Executing Organisation: German Federation of Industrial Research Associations (AiF) | Federal Ministry of Economic Affairs and Energy (BMWi)
Up to now, Mechatronic Integrated Devices (MID) have opened up completely new possibilities for electromechanical connecting elements by integrating functions with dimensions ranging from millimeters to a few centimeters. For applications with larger dimensions of a few decimeters, currently there is no efficient and cost-effective process. Within the scope of the project, electrically conductive structures on large-area components are to be generated and characterized by means of direct-printing processes in combination with subsequent laser irradiation. The main advantages are the substitution of the time-consuming furnace sintering process by a flexible laser process and the resulting selective heat input into the component.
The silver particle inks and pastes are applied to the component surface using piezo inkjet and dispensing systems. Selective adjustment of the laser beam profile using a Spatial Light Modulator (SLM) is intended to achieve a defined energy input during laser irradiation. The aim is to attain a high densification of the structure and at the same time to avoid thermal damage to the irradiated materials.

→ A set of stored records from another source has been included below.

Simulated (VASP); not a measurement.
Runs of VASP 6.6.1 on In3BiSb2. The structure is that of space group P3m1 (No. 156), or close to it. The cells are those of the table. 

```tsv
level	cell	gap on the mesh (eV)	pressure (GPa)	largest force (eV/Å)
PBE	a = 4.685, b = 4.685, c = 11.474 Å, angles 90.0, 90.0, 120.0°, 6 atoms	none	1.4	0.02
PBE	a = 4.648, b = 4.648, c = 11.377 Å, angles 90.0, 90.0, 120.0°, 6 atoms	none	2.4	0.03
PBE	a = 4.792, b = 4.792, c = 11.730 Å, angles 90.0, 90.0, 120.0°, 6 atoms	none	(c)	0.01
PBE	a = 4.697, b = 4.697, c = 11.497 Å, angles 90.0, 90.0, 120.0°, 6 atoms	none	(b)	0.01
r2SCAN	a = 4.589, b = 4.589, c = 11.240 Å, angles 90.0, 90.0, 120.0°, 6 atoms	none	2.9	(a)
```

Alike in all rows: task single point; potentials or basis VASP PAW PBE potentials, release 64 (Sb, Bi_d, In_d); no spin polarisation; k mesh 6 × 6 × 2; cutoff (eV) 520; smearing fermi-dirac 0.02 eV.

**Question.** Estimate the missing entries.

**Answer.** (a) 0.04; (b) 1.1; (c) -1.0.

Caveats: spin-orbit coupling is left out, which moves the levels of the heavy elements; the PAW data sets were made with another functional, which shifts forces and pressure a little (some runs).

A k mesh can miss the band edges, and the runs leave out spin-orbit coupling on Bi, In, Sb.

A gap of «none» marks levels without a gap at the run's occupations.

Selective laser irradiation was used to conduct parameter studies on different silver particle pastes on plastic and glass substrates. By selecting suitable irradiation parameters, conductivities above 10 MS/m could be achieved for both micro- and nanoparticle pastes. The image at the right illustrates the competitiveness of the process regarding conductivity compared to conventional sintering processes. In the production of printed conductors, high adhesion strengths between substrate and paste could be detected through cross cuts (left image) in order to ensure the functionality of the component even under mechanical stress.